Toto’s claimed to be the first pizzeria in Australia, and on this basis was inducted into the World Pizza Hall of Fame in 2007. However, it’s a false claim. Lucia’s Pizza Bar, in Adelaide’s Central Market, opened four years earlier. Toto’s may well have been the first in Melbourne, opening on 7 July 1961 in Lygon Street, Carlton. Salvatore Della Bruna operated the business in partnership with Franco Fera and, from 1968, with Silvio Tuli and Salvatore Mercogliano. The partners sold the business to Sami Mazloum in 1983.
To start with it was just one little shop with maybe thirty chairs. It had a licence to open until midnight and it was cheap, so of course all the uni students came.
As well as pizza, Toto’s offered a buffet with Italian-style vegetables, arancini, calamari and cotoletta – Italian home-style food that was quite different from the way Australians ate at the time. The pizzas were initially Italian-style, although Della Bruna claims to have invented the “Aussie” – with ham, bacon and egg. And then the dreaded Hawaiian made an appearance. In the film Lygon Street: Si Parla Italiano he says “If my father woulda seen me making pizza with the pineapple, he woulda killed me.”

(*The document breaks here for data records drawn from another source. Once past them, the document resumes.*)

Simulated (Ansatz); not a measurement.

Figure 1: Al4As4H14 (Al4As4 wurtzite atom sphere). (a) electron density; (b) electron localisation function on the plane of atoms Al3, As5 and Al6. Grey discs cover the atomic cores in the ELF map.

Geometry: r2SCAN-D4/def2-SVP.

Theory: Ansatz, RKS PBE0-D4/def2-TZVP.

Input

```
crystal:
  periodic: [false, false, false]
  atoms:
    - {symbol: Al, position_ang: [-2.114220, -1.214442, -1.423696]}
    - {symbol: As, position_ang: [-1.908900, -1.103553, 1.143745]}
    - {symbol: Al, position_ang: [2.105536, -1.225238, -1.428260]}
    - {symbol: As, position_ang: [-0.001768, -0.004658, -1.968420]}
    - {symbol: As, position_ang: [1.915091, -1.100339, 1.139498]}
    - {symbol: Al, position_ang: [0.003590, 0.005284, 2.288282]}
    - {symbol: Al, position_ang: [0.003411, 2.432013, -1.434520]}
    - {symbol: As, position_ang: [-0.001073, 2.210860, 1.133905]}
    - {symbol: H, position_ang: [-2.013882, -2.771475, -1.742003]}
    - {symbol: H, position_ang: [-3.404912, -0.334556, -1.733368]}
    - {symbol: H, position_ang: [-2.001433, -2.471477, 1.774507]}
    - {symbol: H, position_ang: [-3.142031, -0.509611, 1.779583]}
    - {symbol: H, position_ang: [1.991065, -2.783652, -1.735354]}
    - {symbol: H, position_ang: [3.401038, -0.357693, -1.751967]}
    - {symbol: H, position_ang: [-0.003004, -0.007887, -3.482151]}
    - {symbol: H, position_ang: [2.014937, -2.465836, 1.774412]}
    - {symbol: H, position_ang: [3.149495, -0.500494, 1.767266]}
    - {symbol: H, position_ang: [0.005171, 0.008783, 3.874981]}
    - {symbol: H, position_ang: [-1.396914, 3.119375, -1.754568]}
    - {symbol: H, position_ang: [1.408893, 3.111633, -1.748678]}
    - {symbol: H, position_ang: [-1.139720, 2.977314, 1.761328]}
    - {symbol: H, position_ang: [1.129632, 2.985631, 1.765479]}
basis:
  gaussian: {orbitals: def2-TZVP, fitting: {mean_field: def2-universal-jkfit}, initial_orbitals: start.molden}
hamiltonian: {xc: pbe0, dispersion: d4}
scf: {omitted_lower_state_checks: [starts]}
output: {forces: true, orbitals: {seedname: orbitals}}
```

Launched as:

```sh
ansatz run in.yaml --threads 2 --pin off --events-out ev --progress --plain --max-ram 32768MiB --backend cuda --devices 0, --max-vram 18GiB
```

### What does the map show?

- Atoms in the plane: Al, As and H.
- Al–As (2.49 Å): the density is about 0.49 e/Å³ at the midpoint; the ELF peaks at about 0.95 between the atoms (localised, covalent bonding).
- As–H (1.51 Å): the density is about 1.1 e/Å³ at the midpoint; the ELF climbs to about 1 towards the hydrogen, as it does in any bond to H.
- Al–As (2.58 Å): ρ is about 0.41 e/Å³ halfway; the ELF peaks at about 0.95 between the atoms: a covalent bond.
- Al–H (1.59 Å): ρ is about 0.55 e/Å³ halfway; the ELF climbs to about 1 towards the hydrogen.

By 2018 Toto’s also had branches in South Melbourne, Richmond and Essendon. The buffet had long gone and the menu included some very non-Italian pizza choices, like Tandoori Chicken and Chicken and Avocado. And one blanches at the idea of Pasta alla Toto’s: pasta of unknown shape and size accompanied by Chicken Pieces, Tossed With Avocado, Fresh Tomatoes And Herbs In A Light Creamy Sauce. Salvatore’s father would certainly be turning in his grave.